Which one is right for your Business ?
Are you in business for yourself? Good for you. It’s part of the American dream. Or perhaps you are planning to start your own business. In either case, one of the most important steps you can take is ensuring that you choose the proper legal entity for your business. It will affect your taxes, your management authority, the transferability of your interests and your exposure to liability. The following are the various business formation options which will give you a starting point as to which form will work best for you. Once you are familiar with the formation options, it’s best to consult with an accountant and attorney. before making a final decision.

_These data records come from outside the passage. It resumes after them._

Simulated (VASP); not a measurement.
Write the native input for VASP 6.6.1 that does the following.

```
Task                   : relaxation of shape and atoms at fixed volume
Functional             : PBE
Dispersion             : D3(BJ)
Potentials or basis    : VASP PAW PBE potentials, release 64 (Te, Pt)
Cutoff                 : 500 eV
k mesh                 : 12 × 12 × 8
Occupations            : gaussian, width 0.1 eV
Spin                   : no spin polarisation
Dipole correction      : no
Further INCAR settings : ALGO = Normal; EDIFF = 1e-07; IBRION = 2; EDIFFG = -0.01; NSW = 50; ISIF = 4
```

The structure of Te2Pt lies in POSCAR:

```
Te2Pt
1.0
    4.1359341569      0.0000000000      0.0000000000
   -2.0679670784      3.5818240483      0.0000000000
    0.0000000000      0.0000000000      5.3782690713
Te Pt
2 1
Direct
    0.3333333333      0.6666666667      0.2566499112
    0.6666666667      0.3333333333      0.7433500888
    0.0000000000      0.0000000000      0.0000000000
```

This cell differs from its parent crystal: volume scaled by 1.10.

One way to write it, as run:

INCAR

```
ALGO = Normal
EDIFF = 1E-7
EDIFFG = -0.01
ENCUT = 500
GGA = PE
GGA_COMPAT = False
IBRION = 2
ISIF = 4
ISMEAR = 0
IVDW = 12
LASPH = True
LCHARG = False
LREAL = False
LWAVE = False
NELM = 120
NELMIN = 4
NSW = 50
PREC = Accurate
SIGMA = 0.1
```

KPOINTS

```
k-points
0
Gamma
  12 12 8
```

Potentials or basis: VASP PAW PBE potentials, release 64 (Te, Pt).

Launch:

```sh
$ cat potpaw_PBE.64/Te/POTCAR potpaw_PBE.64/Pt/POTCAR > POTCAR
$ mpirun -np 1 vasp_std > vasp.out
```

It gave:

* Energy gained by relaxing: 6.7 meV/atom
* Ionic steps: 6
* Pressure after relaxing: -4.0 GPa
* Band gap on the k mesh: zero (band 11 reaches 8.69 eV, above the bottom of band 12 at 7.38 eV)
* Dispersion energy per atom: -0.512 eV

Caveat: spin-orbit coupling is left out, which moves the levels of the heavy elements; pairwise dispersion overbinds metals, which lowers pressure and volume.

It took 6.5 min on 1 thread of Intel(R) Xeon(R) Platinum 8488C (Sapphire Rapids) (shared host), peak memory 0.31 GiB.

A sole proprietorship is owned by the individual and exists without any formal registration. In other words, if you open a lemonade stand on the comer, you are a sole proprietor. As with some other forms of business, profits and losses are treated as personal income or loss and taxed accordingly. However, as the sole owner you are personally responsible for all debts and liabilities. Due to the exposure to liability, it is rarely advisable for anyone to operate a business as a sole proprietor.
A general partnership exists whenever two or more people are operating a business for profit. Each partner is personally responsible for all debts and liabilities of the firm. Even though the partnership legally exists even without a formal agreement, smart business people prepare a partnership agreement. Such agreements will avoid future conflicts by addressing issues such as each partner’s management authority; how profits or losses will be allocated; and how the partnership will be dissolved when disputes occur or upon the death of one or more partners. As with sole proprietorships, a general partnership is rarely advisable due to the high exposure to personal liability. There are, however, other forms of partnerships that are acceptable, including the limited partnership and limited liability partnership.
The limited partnership (LP) is similar to the general partnership with several major differences. In an LP at least one person must be identified as a general partner and be responsible for the operation of the organization; the general partner(s) will be liable for the organization’s debts. The limited partners are not active managers of the business and are not liable for the organization’s debts, etc. A typical arrangement would be for an investor to be a limited partner and the hands on entrepreneur to be the general partner.
LIMITED LIABILITY PARTNERSHIP (LLP)
The Limited Liability Partnership (LLP) is a relatively new form of business entity in Arizona. There are no general partners in an LLP, only limited partners, all of whom receive the protection of limited liability. These are very similar to the Limited Liability Company, which is usually preferable as a business entity for many reasons, which are addressed below.
The Limited Liability Company (LLC) has become one of the most popular forms of business structure in recent years and nearly all states now have laws providing for LLC creation and regulation. LLCs have become popular because they offer the liability protection of a corporation and the ease of operation of a partnership.
An LLC can be formed with minimal state filing requirements and no advance IRS filings. The filing fees are less than for corporations and there are no requirements for public disclosure by the owners and finances of an LLC.
Some of the attractive features of an LLC include the ability to build in buy/sell provisions and ownership compensation provisions. This can avoid disputes down the road. There can be different classes of ownership (called members) and the management of the LLC can be assigned to a non-member.
A traditional corporation, sometimes referred to as a “C Corporation,” is the most complex type of business organization. It is a completely distinct legal entity from its owners and has its own rights and responsibilities.
In forming a corporation, potential shareholders offer money and/or property in exchange for capital stock. The stockholders are the owners of the corporation and the directors of the firm may or may not be stockholders.
While both an LLC and a corporation offer liability protection for the owners, a corporation is usually more suited to a company with a significant number of owners. This is because a corporation issues stock, which allows for greater flexibility of ownership among many owners.
A corporation will result in taxation on both the corporate profits and again on dividends, known as double-taxation. In addition, the spectrum of a corporation’s business activities can be limited by its corporate charter. These factors, combined with greater record-keeping and reporting requirements, will usually make the LLC a preferred business structure for the small business.
A Subchapter S Corporation is simpler to create and manage that a traditional C Corporation. An S Corp is one where the shareholders agree to include their proportional share of the corporation’s income, loss, deductions and credits as part of their personal income.
To qualify for S Corporation status, a corporation has a limit on the number of shareholders; must be headquartered in the United States; and must have only one class of stock. Aside from this issue, an S- Corp is identical to a C-Corp.